In a 26 July 1920 article in the Baltimore Evening Sun, Mencken wrote about the difficulties of good men reaching national office when such campaigns must necessarily be conducted remotely:

The larger the mob, the harder the test. In small areas, before small electorates, a first-rate man occasionally fights his way through, carrying even the mob with him by force of his personality. But when the field is nationwide, and the fight must be waged chiefly at second and third hand, and the force of personality cannot so readily make itself felt, then all the odds are on the man who is, intrinsically, the most devious and mediocre — the man who can most easily adeptly disperse the notion that his mind is a virtual vacuum.


The Presidency tends, year by year, to go to such men. As democracy is perfected, the office represents, more and more closely, the inner soul of the people. We move toward a lofty ideal. On some great and glorious day the plain folks of the land will reach their heart's desire at last, and the White House will be adorned by a downright moron.

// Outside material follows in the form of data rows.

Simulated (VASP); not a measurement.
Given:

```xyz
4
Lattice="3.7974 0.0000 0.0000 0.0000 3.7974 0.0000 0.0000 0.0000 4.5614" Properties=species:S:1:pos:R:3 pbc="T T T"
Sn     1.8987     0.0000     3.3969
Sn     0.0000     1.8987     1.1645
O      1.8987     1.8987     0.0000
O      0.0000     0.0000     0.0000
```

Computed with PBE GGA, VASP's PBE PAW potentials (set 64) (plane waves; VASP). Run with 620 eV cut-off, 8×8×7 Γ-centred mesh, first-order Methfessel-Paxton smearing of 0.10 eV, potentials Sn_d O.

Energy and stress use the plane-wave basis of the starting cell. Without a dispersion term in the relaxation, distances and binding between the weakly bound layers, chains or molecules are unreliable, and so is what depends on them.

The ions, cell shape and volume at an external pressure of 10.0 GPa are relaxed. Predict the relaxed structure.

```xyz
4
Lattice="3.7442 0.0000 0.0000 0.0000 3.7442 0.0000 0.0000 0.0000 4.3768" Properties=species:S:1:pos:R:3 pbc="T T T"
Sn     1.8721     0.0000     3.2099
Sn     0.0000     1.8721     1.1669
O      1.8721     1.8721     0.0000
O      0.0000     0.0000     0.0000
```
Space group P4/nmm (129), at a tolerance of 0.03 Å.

Mencken's paper published his "secret diary" in 1989, kept sealed for 25 years after his death in 1956, on his instructions. According to an item in the South Bay (California) Daily Breeze [1] on December 5, 1989, titled "Mencken's Secret Diary Shows Racist Leanings," Mencken's views shocked even the "sympathetic scholar who edited it," Charles A. Fecher of Baltimore. There was a club in Baltimore called the Maryland Club which had one Jewish member, and that member died. Mencken said "There is no other Jew in Baltimore who seems suitable," according to the article. And the diary quoted him as saying of blacks, in 1943, "...it is impossible to talk anything resembling discretion or judgment to a colored woman..." The Diary of H. L. Mencken was published by Alfred A. Knopf.

Elitism

Instead of arguing that one race or group was superior to another, Mencken believed that every community — whether the community of train porters, African-Americans, newspapermen, or artists — produced a few people of clear superiority. He considered groupings on a par with hierarchies, which led to a kind of natural elitism and natural aristocracy. "Superior" individuals, in Mencken's view, were those wrongly oppressed and disdained by their own communities, but nevertheless distinguished by their will and personal achievement — not by race or birth. Of course, based on his heritage, achievement, and work ethic, Mencken considered himself a member of this group.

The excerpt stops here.